Transcript
So, we're talking modern data platforms, and if we're talking modern data platforms, we must be talking about big data, and we must be talking about the three V's - volume, velocity and variety.
Big Data is About Economics
Well, maybe, but maybe not--at 451 Research, we've looked at big data in a slightly different way, and our conclusion is that big data is actually fundamentally about economics. And the computer historian George Dyson I think put it best when he said that the cost of keeping information has become less than the cost of throwing it away. And it's that economic change that's enabled big data, and it's been rooted in the combination of distributed computing architecture, memory capacity, processor performance along with open source software and distributed data processing.

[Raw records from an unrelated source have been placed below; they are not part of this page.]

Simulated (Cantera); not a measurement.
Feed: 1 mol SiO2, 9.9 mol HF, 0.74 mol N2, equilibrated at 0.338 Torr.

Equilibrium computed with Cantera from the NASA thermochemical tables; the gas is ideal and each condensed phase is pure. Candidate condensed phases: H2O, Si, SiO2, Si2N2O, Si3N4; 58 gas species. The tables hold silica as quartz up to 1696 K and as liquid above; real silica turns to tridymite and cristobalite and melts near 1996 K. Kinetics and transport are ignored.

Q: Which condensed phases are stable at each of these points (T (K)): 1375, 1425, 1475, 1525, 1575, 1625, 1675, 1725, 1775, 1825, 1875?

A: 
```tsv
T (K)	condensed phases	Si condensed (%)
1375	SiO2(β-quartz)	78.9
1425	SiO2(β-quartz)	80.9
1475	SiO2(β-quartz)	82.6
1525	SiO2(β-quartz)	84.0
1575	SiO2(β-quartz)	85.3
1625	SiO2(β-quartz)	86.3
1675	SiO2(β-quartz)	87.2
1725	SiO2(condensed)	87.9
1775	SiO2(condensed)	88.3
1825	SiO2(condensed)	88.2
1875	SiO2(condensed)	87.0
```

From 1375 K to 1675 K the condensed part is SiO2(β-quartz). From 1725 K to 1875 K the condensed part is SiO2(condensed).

The Cost of Storing Data Has Plummeted
And we see that change in the economics of storing and processing data in action with companies like New Star who've gone on record of saying, you know, storing historically 1 percent of their data for 60 days cost them about $100,000 per terabyte. In comparison, with the Hadoop environment, they can store 100 percent of their data theoretically forever at a cost of $900 per terabyte.
Another company, TrueCar, talks about storing data at a cost of $19 per gigabyte in a traditional data warehouse versus just 23 cents per gigabyte for storage and less than 1 percent for--sorry--less than 1 cent for space, power and cooling.
The Fourth Industrial Revolution
And it's that economic impact of big data along with the potential of internet of things and artificial intelligence that combines to make up, beyond big data to actually this being a trend that we could call part of the fourth industrial revolution that actually is potentially set to fundamentally alter the way that we live, work, and play and communicate with each other.
So, if you think about the first industrial revolution, powered by steam powered machinery, it really changed the economics of manufacturing and transportation and the way in which people lived and worked. And now, we see the internet of things, automation, artificial intelligence having a similar wide ranging impact on the way in which we work and play and communicate.